To improve the strength of reduction gear, in this research some parameters of gear are modified. In this paper the static analysis was done to evaluate the stress and total deformation improvement. This analysis was done to prevent the gear failure caused by deformation during operation [14]. Furthermore, the modal analysis was performed to find out the natural frequency of the reduction gear.

2. System Design

The developed electric vehicle is shown in figure 1. This vehicle is basically a cart powered by an electric motor. The operator controls the vehicle velocity and direction from behind the vehicle through the control panel on the handle. The optimal dimensions of the vehicle were calculated to maximize the capacity and the material strength. The vehicle was designed with a total body weight of 330 kg. The frame is made of high-quality structural steel. The length of the vehicle is 1760 mm and the width is 830 mm. The cargo size is 1220 mm (L) x 800 mm (W) x 220 mm (H), and the total load capacity is 300 kg. With this amount of load space, bulky crops and vegetables can be loaded easily. Moreover, the cargo can be opened at the back, left, and right sides of the vehicle.

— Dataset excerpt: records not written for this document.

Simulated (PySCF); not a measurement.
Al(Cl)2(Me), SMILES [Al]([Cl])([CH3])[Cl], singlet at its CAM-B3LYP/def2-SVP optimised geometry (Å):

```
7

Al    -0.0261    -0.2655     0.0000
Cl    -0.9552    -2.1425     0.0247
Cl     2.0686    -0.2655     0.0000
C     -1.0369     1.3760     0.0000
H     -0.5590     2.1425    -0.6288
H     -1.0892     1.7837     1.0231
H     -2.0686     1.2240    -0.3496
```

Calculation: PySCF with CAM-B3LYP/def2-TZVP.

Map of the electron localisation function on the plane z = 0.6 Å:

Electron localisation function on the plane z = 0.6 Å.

SOOOB6_2018_v21n4_159_3_f0001.png 이미지

Fig. 1 Developed electric vehicle.

As shown in figure 2, this vehicle powered by two DA4A-29B4-ML57 24 V 400 W DC motors produced by Daehwa E/M Co. LTD from Korea. The rated angular velocity is 2900 RPM, the rated current is 23 A, the model size is 90 mm, and the shaft specification is powerful tooth cutting. To increase the torque and reduce the motor speed, a reduction gear was used. The D9K030US-S346 reduction gear was made by Daehwa E/M Co. LTD from Korea. The gear ratio is 30:1. The permissible overhang load is 55 kgf, and the permissible thrust load is 15 kgf. The maximum permissible torque is 300 kgf.cm. The output rotation direction is the same direction as the motor. Each motor was used to power the front wheels and rear wheels.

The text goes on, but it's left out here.